Anzhela Yeremenko, a now former assistant to the Head of Ukraine's Central Election Commission, has resigned from her job after facing criticism for a recent Facebook post discussing sex toys. While some Ukrainian social media users have castigated Yeremenko for “oversharing,” others have called the critical comments—and her decision to resign—an overreaction.
Aside from her work in the Election Commission, Yeremenko also runs a popular personal Facebook page, Bad Mama. She regularly blogs for her 31,000 followers about relationships, motherhood, dating, romance and sex, and her posts are often frank and personal. She says she started the blog six years ago to “share [her] feelings and tell stories” and has recently also self-published a book based on her personal reflections.
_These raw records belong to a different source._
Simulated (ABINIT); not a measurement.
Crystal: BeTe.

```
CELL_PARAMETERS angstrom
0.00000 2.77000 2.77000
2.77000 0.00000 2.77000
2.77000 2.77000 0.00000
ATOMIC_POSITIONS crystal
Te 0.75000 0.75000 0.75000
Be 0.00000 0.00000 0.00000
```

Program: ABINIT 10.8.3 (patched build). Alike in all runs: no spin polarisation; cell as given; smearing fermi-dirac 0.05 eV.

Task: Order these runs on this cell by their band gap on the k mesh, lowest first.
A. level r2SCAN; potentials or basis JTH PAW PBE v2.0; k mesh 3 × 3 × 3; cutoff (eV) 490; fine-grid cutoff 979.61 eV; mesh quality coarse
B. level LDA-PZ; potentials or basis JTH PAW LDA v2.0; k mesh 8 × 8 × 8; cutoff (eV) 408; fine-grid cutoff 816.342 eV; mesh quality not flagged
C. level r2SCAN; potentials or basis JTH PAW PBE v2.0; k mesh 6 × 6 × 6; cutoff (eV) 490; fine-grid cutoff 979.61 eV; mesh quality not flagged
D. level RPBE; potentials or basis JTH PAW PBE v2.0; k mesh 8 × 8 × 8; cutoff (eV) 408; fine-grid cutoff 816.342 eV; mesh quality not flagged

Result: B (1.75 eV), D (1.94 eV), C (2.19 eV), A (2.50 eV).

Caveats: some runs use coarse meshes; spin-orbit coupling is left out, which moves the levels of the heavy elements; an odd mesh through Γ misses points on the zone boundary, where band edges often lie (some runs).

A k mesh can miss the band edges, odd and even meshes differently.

On February 28, Yeremenko shared a humorous story of a recent Valentine's Day gift she received from her boyfriend—a vibrator. Her satisfaction with the present soon dissipated, as the sex toy turned out to be faulty. It “vibrated twice, then blinked with a red light” and stopped working, she wrote. Further attempts to charge it didn't help (“way to spoil a first time,” she wrote), and Yeremenko said she had to take the toy to a service center for repairs. “The moral of the story: buy your vibrators from proper shops, otherwise there will be no orgasms for you (or for me),” she quipped.
Many of Yeremenko's readers took issue with her post, flooding her comments with criticism. “If any civil servant in a normal country allowed herself to espouse even a few of these words, she would be fired the next day,” seethed one user. “Are you serious? A Central Election Commission adviser? Where do they find them? Maybe you should change your job before they make you?” wrote another.
“Is this the reality we live in now? It's like she's writing about a toothbrush. If my wife needed a vibrator, I would be depressed. Or is the boyfriend imaginary?” wondered another male commenter. “Girl, why don't you find a proper man?” raged a different (but also male) user.
Among the critical voices, however, there were quite a few supportive commenters on Yeremenko's post, from both men and women. User Andriy commented that “writing about vibrators is totally normal. All of you who think otherwise, wake up, we're not in the Middle Ages anymore.” Another user, Maria, also defended Yeremenko: “This is her personal blog and she decides what to write about, if you don't like it, don't read it.”
Yet another user, Oleksandr, despaired: “I shouldn't have read the comments. The number of aggressively conservative people here is shocking. A person is writing about her personal life on her personal blog, and is getting flack for it. Why do you care what someone does at home? Are you savages?”
A few days later, Yeremenko wrote another post, where she said she had resigned from her job in the Central Election Commission. She said that for her, the ability to openly share and to joke about whatever she wants was more important than any public service position. She also said she didn't want to risk the reputation of her team because of the outpouring of negativity online. “I shared a story about a broken vibrator and now I have dozens of comments about how I'm the worst because I wrote it while working at the CEC.”
Oleksandr Ostapa, a spokesperson for the previous CEC head, Tetyana Slipachuk, told BBC Ukrainian that he thought the situation reeked of “Soviet-style hate” and praised Yeremenko's professionalism as instrumental in “taking CEC's communication to another level.”
Though Ukrainian society has made strides in opening the conversation around sexuality, gender equality and diversity, many topics still remain taboo, even to a seemingly progressive social media audience. In 2016, a post by feminist activist Nastya Melnychenko calling for more open discussions around women's experiences of sexual harassment and sexual violence—and using the hashtag #IAmNotAfraidToSayIt—caused heated debates in the Ukrainian public sphere.
Anzhela Yeremenko's story has a happy ending. On March 18, she posted on Facebook that she now has a new job: as an external consultant for the parliamentary committee tasked with reforming the public service, she would be dealing with global communications about the ongoing process of change. “How ironic: I resigned because the old system doesn't tolerate people like me,” Yeremenko wrote. “And now I will be the voice of its reforms.”